- The Washington Times - Thursday, December 7, 2000

"Lift Every Voice and Sing," which black songwriter James Weldon Johnson wrote for Lincoln's birthday celebration in 1900, has become the unofficial black anthem.

Its lyrics reflect a tenacity and determination born from the black experience: "Sing a song full of faith that the dark past has taught us/Sing a song full of hope that the present has brought us."

Sometimes sung following "The Star Spangled Banner," the song is the subject of a book, "Lift Every Voice and Sing: A Celebration of the Negro National Anthem," recently published by Random House.

Editors Julian Bond and Sondra Kathryn Wilson offer essays from 100 American writers, politicians, educators and performers on the subject of race.

Book contributors ranging from President Clinton to rap artists and descendants of black leaders honor the fact that the song has endured for 100 years and has inspired many Americans, Miss Wilson said.

"African Americans consider this song so sacred that they immediately stand when the first chord is struck," she said.

Lawyer Johnnie Cochran Jr., famous for his defense of O.J. Simpson, wrote that he first heard the tune as a child sitting in a Little Union Baptist Church service in Shreveport, La.

"Its lyrics have remained with me throughout my life," he said.

The melody fortified the civil rights movement of the 1960s, has been sung at funerals of the leaders of the civil rights movement and was heard at the Million Man and Million Family marches. It is the official song of the National Association for the Advancement of Colored People.

Turning a deaf ear to the restrictive racial atmosphere of the time, James Weldon Johnson songwriter, author, NAACP president and U.S. consul to Nicaragua and Venezuela created the song with his musician brother, J. Rosamond Johnson.

"The lines of the song repay me in elation, almost of exquisite anguish, whenever I hear them sung by Negro children," James Weldon Johnson said in 1935.

Johnson wanted the song to be called a hymn instead of an anthem, which he considered to be a divisive term, Miss Wilson said.

"As head of the NAACP, he felt he could not promote an integration philosophy if we were to be divided. He felt a nation could only have one anthem," she added.

Whatever the label, "Lift Every Voice and Sing" has been "pasted into Bibles, schoolbooks and hearts," as the book jacket says.

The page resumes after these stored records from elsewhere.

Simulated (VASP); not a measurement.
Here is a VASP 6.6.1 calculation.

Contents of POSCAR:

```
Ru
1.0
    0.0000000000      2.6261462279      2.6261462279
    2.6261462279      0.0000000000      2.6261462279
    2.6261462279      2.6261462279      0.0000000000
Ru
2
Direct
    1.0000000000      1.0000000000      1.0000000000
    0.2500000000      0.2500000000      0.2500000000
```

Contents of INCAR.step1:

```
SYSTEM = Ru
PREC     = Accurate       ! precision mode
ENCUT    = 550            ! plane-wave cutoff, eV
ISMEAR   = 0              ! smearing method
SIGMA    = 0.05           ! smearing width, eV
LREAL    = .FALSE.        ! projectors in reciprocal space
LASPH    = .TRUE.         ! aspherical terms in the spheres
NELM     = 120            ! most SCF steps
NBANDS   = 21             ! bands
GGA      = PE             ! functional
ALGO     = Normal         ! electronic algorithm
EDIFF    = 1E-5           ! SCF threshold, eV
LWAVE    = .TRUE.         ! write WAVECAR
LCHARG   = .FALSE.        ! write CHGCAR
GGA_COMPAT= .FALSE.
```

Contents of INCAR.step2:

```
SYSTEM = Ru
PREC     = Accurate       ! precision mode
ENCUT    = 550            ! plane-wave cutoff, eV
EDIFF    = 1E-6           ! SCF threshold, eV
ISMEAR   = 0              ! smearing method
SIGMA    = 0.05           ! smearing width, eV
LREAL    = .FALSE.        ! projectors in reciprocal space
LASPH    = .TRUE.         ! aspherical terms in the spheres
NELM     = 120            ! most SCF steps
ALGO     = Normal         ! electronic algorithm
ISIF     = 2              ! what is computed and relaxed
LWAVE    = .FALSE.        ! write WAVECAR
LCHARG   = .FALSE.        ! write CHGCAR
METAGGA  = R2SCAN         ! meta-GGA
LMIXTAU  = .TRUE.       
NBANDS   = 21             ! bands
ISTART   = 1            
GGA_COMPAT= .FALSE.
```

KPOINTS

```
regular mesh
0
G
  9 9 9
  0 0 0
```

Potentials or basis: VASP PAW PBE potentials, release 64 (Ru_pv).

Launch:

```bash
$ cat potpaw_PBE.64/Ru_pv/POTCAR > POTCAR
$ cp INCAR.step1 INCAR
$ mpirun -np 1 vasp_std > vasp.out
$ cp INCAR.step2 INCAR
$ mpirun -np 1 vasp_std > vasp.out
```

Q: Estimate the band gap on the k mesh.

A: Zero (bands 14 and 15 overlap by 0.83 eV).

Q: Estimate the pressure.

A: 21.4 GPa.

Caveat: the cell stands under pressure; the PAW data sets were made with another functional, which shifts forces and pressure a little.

All athletic events and ceremonies at Howard University begin with the song, says university choir conductor James Weldon Norris.

"We feel this song represents our ethnic pride and we will never forget from where we have come," the music history professor said.

Mr. Norris, who was named after the composer, said blacks sing all three verses of the hymn with great pride and feeling. They learn the words as children and sing them throughout their lives.

By contrast, the professor said, it is hard to find a "true American" who can sing the second verse from memory of "The Star Spangled Banner."